The Snow-Kissed Market


Amy Patterson, Reporter

Summertime in Woodland Park, Colorado, yields warm, breezy weather, near constant sunshine, and a Farmers’ Market of undeniable quality. Fresh green beans, salsas, and even smoked fish are available to the everyday consumer; the unmistakable odor of recently cooked Mexican cuisines fill the noses of every passerby.

Unfortunately, many members of the Woodland Park community have the misconception that this glorious marketplace goes into hibernation for the winter. However, this is absolutely not the case. If anything, the market grows even more magnificent in the chilly months, when it is housed in the Ute Pass Cultural Center and referred to as the Winter Farmers’ Market.

On the second Saturday of every month from October to May, a vast array of vendors congregate in the Ute Pass Cultural Center to proliferate tasty, and often organic, goods to the people of Woodland Park. Cheese, dried beans, pasta, fruits, vegetables, meats and more are offered, along with a slew of nonedibles, such as alpaca yarn, soaps, and skin care products.

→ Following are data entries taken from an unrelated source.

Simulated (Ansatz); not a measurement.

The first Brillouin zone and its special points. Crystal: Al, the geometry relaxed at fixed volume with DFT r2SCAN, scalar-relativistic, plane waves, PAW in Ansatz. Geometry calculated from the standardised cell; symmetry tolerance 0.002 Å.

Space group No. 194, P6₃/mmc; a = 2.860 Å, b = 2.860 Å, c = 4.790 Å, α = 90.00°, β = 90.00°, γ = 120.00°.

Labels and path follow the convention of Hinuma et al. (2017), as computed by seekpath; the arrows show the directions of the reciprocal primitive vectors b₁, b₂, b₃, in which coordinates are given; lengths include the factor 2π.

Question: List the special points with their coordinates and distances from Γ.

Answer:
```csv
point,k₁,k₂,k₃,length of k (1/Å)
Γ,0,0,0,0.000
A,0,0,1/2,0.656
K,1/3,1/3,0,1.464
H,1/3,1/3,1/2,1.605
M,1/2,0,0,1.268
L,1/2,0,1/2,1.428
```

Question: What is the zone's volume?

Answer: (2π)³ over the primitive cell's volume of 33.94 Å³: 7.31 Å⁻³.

Particularly stunning among these nonedible products were the works of Rene’ Young, a local watercolor artist. Young, with almost thirty years of painting experience, studied as an oil painter, but says she prefers the versatility of watercolors. “My paintings take anywhere from four to forty hours to complete,” Young told me, flashing a friendly smile, “It really just depends on the subject.” Young’s paintings, often containing “whimsical and mysterious themes”, bring a wealth of color and beauty to a market comprised primarily of muted fall tones. When the Winter Farmers’ Market is not in session, her work can be found at in addition to her home studio.

One regular customer, Gail Wingerd, a native business owner, has been attending the Winter Farmers’ Market for the last three years. “I’m big on shopping local, especially during the holidays,” says Wingerd. “The selection is a lot different in the winter. I buy everything from soap to produce. Last month I bought a wool-blend hat.”

Soon after our interview, Wingerd directed me to a fresh produce vendor where I met Heather Person of C and R Farms. The 145 acre orchard was one of the first vendors to become involved in the Woodland Park Farmers’ Markets, even helping to initially establish it. Person has been selling bing cherries, rainier cherries, apricots, peaches, pears, nectarines, plums, and apples grown on her family’s farm near Palisade for the last sixteen years. “Oh, we’re known for our peaches,” grinned Person, “We sell between three hundred and four hundred boxes every week.”

Although  winter is typically known for its blues, perhaps it’s time for Woodland Park to start knowing it for its greens, oranges, and yellows. This winter, consider stopping by the Winter Farmers’ Market. I’ll give you my disappointment-free guarantee.